You might think the award has a confusing name, and you would be correct. What you cannot be correct in asserting is that an award makes someone an employee because that award has a confusing name. That isn't a question of "semantics", if you assert that award makes him an employee, you are simply wrong.


I'll repeat what I said in a related thread: I'm not saying it makes him an employee. I'm saying those are bad attempts to argue the title isn't confusing.


And I'll repeat myself: those weren't attempts to argue the title isnt confusing.


I'm not sure what you're rebutting. This is roughly the thread as I understand it:

1. "Extending your logic, I have a CCIE, so if I ever state I'm a CCIE, I'm an employee of Cisco? [other examples follow]"

2. "All your examples are not things that commonly are job titles, so you are not 'extending logic'."

3. "They are the same class"

4. "No they aren't, those are not job titles, thus they don't imply employment"

...

#. "those weren't attempts to argue the title isnt confusing."

I don't know what you're reading but #1 is doing just that; roughly translated: "Why would 'Microsoft Regional Director' imply he works for Microsoft? If I have a CCIE does that mean I'm an employee of Cisco?"


The thread is this.

#1 Troy works for Microsoft.

#2 No Troy doeys, as he clearly states.

#3 Being a Microsoft Regional Director makes him an employee and any claims otherwise are based on some arbitrary semantic distiction, not a real difference

#4 No, there is a real difference. That award is like these other awards and none of them take you anywhere near being an employee.
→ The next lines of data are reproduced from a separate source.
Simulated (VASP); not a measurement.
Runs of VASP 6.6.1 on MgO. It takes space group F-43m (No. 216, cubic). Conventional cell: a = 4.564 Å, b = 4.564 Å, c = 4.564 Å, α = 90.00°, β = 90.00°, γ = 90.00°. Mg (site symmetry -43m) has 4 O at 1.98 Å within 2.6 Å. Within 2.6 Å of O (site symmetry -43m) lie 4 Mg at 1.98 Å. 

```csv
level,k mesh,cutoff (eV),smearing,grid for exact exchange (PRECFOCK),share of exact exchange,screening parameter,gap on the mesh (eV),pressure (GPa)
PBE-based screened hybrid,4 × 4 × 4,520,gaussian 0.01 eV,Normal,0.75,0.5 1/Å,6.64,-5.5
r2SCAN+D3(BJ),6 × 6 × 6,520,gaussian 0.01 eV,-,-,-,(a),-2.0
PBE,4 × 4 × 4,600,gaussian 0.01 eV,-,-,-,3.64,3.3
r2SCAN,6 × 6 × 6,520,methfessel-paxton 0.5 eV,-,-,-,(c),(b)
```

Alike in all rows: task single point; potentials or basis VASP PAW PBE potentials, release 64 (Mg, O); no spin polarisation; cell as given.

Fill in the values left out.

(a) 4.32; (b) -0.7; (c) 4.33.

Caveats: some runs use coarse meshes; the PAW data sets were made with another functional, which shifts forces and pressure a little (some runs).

#5 the arguemnt in #3 is flawed because MRD is confusing and the example title others aren't. (Which misses the point, that using non-confusing examples is much better than using other confusing examples if you want to explain something.)

#6 that doesn't affect the argument being made in #4

#6 repeat ad nauseum

Troy is not a Microsoft employee, no ammount of semantic wiggling will make him a Microsoft employee, no matter how confused people are by the title of the MRD award. That confusion may be justifiable, but doubling down when your error has been explained is not.